And Their Race to Build the World’s Fastest Clipper Ship

by Steven Ujifusa

Pub Date: July 17th, 2018
ISBN: 978-1-4767-4597-8
Publisher: Simon & Schuster

Fifty years before the robber barons, immense fortunes in the young United States flowed to great shipping firms, a brutal, sometimes lucrative, and technologically creative enterprise brilliantly chronicled by naval historian Ujifusa (A Man and His Ship: America's Greatest Naval Architect and His Quest to Build the S.S. United States, 2012).

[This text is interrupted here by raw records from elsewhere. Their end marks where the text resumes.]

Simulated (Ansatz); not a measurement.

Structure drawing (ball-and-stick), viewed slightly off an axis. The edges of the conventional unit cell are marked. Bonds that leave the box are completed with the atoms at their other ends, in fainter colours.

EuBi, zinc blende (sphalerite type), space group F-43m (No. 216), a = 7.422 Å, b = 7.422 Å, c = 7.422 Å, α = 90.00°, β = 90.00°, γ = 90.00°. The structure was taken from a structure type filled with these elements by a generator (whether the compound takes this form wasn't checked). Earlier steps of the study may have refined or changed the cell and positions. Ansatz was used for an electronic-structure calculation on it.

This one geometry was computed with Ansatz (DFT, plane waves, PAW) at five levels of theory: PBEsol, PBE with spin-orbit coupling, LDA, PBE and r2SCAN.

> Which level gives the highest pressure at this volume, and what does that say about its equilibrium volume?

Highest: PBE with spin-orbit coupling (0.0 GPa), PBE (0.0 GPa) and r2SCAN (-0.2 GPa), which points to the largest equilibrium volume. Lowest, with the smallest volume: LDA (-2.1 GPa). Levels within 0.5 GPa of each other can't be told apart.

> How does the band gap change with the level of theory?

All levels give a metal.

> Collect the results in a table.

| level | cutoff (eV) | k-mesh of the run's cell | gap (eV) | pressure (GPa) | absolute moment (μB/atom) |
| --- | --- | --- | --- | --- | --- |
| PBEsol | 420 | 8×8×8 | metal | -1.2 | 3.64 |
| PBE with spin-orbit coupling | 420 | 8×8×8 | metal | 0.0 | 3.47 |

Ujifusa begins at the beginning, Feb. 22, 1784, less than a year after independence, when, free from British mercantile restrictions, the Empress of China sailed from New York to Canton, returning 14 months later laden with cargo that sold for a nice profit. The rush was on as shipping firms, mostly family-run and New England–based, took up the trade. The author delivers lively portraits of half a dozen young American entrepreneurs who, by the 1830s, had established themselves in China and grown rich. Equally significant, after 1840, American shipyards began building sleek, sharp-lined, tall-sparred vessels with a huge sail spread. Sacrificing cargo capacity for speed, clipper ships cut the 6-month voyage to China in half. An admirer but also knowledgeable (readers should keep Wikipedia’s glossary of naval terms on hand), Ujifusa emphasizes that they were complex, more fragile, and more expensive to operate than slower, capacious ships. For a decade, they dominated the China trade and carriage to gold fields in California and Australia, but entrepreneurs began preferring reliability and capacity to speed. Steam power and the 1869 opening of the Suez Canal dealt the death blow to clippers, although traditional sailing vessels remained profitable for several decades.

A vivid account of larger-than-life if not always attractive characters and a technological marvel that briefly captivated the Victorian world.